Re: [PoC] Improve dead tuple storage for lazy vacuum - Mailing list pgsql-hackers

On Wed, Jul 7, 2021 at 4:47 AM Masahiko Sawada <sawada.mshk@gmail.com> wrote:
> Currently, the TIDs of dead tuples are stored in an array that is
> collectively allocated at the start of lazy vacuum and TID lookup uses
> bsearch(). There are the following challenges and limitations:
>
> 1. Don't allocate more than 1GB. There was a discussion to eliminate
> this limitation by using MemoryContextAllocHuge() but there were
> concerns about point 2[1].

I think that the main problem with the 1GB limitation is that it is
surprising -- it can cause disruption when we first exceed the magical
limit of ~174 million TIDs. This can cause us to dirty index pages a
second time when we might have been able to just do it once with
sufficient memory for TIDs. OTOH there are actually cases where having
less memory for TIDs makes performance *better* because of locality
effects. This perverse behavior with memory sizing isn't a rare case
that we can safely ignore -- unfortunately it's fairly common.

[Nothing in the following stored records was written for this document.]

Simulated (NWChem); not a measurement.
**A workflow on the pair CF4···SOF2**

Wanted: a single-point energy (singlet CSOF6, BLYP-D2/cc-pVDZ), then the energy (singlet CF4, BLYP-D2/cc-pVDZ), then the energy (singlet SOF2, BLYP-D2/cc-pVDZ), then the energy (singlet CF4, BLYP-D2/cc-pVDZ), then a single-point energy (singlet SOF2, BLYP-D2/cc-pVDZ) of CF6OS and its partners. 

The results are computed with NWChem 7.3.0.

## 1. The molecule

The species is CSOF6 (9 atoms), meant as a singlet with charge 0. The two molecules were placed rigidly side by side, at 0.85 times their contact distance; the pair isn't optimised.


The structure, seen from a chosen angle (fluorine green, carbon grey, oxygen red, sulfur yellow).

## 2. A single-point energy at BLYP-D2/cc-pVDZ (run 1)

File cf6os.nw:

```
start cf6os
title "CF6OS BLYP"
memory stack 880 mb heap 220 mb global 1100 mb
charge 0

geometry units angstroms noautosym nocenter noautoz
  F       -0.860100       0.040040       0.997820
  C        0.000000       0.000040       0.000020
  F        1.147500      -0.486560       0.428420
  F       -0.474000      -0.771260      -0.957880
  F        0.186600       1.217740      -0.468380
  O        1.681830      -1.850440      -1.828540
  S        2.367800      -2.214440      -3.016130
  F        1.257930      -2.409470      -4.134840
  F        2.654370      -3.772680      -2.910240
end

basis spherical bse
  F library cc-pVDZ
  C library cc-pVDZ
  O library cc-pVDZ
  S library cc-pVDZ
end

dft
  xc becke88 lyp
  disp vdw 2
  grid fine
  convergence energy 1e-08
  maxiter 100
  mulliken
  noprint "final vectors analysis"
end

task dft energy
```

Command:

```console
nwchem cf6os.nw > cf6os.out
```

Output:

My point is that we should be careful to choose the correct goal.
Obviously memory use matters. But it might be more helpful to think of
memory use as just a proxy for what truly matters, not a goal in
itself. It's hard to know what this means (what is the "real goal"?),
and hard to measure it even if you know for sure. It could still be
useful to think of it like this.

> A run container is selected in this test case, using 4 bytes for each block.
>
>           Execution Time  Memory Usage
> array       8,883.03        600,008,248
> intset       7,358.23        100,671,488
> tbm            758.81         100,671,544
> rtbm           764.33          29,384,816
>
> Overall, 'rtbm' has a much better lookup performance and good memory
> usage especially if there are relatively many dead tuples. However, in
> some cases, 'intset' and 'array' have a better memory usage.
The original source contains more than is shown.